# Chicago Express a Major Step for South Shore



## MrFSS (Feb 5, 2015)

Business travelers and other early risers will be able to enjoy a new convenience next month when the South Shore railroad starts running a weekday express train between South Bend and Chicago.

The service, beginning March 16, will leave South Bend International Airport at 6 a.m. and arrive at Millennium Station in downtown Chicago just 1 hour and 55 minutes later. That’s more than 40 minutes faster than the existing early morning train, and it’s competitive with the time it takes to drive to downtown Chicago and park there.

*FULL STORY*


----------



## fairviewroad (Feb 5, 2015)

It will be interesting to see how this works. One can't help but think of the failed attempts to run an express Pacific Surfliner between San Diego and

Los Angeles, which suffered from a lack of passengers who were no longer able to board at the intermediate stations. Seems bold to have a train

that serves just three stations before entering Chicago. Commuter trains that offer express service usually do so as part of a comprehensive rush

hour service, not as a one-off express train that serves a niche market.

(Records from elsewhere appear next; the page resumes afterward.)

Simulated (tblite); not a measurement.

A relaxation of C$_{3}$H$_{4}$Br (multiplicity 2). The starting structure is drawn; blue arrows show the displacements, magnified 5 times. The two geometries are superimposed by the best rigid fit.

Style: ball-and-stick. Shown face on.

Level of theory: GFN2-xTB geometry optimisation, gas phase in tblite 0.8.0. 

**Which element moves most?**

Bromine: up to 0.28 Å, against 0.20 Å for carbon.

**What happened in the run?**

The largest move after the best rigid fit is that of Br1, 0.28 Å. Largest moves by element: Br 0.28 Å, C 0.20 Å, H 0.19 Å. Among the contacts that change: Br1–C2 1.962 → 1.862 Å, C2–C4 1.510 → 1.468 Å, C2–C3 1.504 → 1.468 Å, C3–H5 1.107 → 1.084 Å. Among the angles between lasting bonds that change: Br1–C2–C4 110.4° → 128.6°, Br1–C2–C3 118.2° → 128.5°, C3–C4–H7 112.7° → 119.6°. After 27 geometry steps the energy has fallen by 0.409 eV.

An interesting tidbit from that article is that twice as many people use the South Bend station on weekends as on weekdays. That says to me that

the length from South Bend to Chicago is suited more for day-trippers than regular commuters. Will a single express train change that equation?

Two-hours each way is still a marathon commute to be doing each day.


----------



## NorthShore (Feb 5, 2015)

I find it odd that the train won't stop in Michigan City, at least.


----------



## MikefromCrete (Feb 5, 2015)

As part of the plan to get the train over the road quickly, it will only stop at stations with high level platforms. Both Michigan City stations have low level loadling.


----------



## reppin_the_847 (Feb 6, 2015)

fairviewroad said:


> It will be interesting to see how this works. One can't help but think of the failed attempts to run an express Pacific Surfliner between San Diego and
> 
> Los Angeles, which suffered from a lack of passengers who were no longer able to board at the intermediate stations. Seems bold to have a train
> 
> ...


This may be true, but the East Chicago, IN stop (which I believe this train will make) is immensely popular among folks that live in nearby NW Indiana communities. It also has a gigantic parking lot.


----------



## Seaboard92 (Feb 24, 2015)

Let's not forget a few famous trains have had as little as two intermediate stops. The 20th Century Limited only stopped in Cronton Harmon and Englewood. Other then it's terminals


----------